Dreaming You Missed Your Final Exam

Not long ago, I had one of those dreams where I was back in college, and, having enrolled in a class, suddenly realized that the final exam day had arrived, and I’d failed to attend any of the lecture, or do any of the homework. You know the dream. It is, it seems, a very common one. I used to have this dream much more often in the years immediately after graduating from college. I never had the dream before, or during college.

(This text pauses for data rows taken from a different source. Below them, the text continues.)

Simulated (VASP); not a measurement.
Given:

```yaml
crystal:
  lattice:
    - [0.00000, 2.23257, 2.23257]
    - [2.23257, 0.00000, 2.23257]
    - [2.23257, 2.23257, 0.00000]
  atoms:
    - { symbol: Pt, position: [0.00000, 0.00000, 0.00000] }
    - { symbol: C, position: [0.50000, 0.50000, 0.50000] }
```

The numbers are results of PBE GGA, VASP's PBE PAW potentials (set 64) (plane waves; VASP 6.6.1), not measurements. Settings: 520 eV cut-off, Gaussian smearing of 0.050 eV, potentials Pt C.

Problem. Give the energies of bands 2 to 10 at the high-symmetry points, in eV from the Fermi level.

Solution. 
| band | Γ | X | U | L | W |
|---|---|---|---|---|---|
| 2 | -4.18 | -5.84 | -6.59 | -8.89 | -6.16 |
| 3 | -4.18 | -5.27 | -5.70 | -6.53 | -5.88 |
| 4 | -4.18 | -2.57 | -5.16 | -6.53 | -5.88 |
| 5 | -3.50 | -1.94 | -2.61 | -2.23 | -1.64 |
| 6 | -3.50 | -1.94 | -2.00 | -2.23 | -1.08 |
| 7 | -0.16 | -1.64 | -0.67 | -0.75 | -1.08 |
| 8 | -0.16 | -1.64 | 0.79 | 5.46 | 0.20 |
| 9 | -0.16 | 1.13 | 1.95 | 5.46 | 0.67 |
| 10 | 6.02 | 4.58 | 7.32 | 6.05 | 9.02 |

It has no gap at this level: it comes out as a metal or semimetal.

It seems amazing to me that the brain has evolved in such a way that lots and lots of people have very similar versions of this dream, and it got me thinking: what did people dream about a few generations back when going to college wasn’t as common as it is today? Then, too, not everyone goes to college today, either by choice or circumstance. Do these people have similar dreams? Did Abraham Lincoln have these types of dreams? Did Da Vinci?

Along the same lines, I occasionally have a dream where I find myself at the airport, taking a plane up for some reason or another. It has been a long time since I have flown, but I manage to get the plane up in the air and safely on its way, before realizing with sudden horror, that I neglected to contact air traffic control.

I sometimes dream of getting into an elevator, which then gets stuck, either very high up in a building, or somewhere deep in the basement.

Much more rare, is the dream I have where I’ve somehow managed to lose a tooth or two. Has this dream always plagued people? I’ll bet George Washington had this dream quite often.

Before airplanes and elevators existed, how did these dreams manifest themselves?

On the whole, I don’t recall my dreams as much as I used to. It seems to me that when I turned 40, my recall of dreams plummeted. There were long periods of time—months at a stretch—when I couldn’t recall a single dream. Recently, I’ve been going through a patch of very vivid dreams.

If I had the choice, I’d choose to sleep without remembering any of my dreams at all. Sleep, for me, is a time to recuperate from the day. I generally fall asleep quickly, and I’d prefer my sleep to be sound, and interrupted by movies playing in my head, especially ones that raise my anxiety level. I have enough anxiety during my waking hours. I don’t need it when I sleep.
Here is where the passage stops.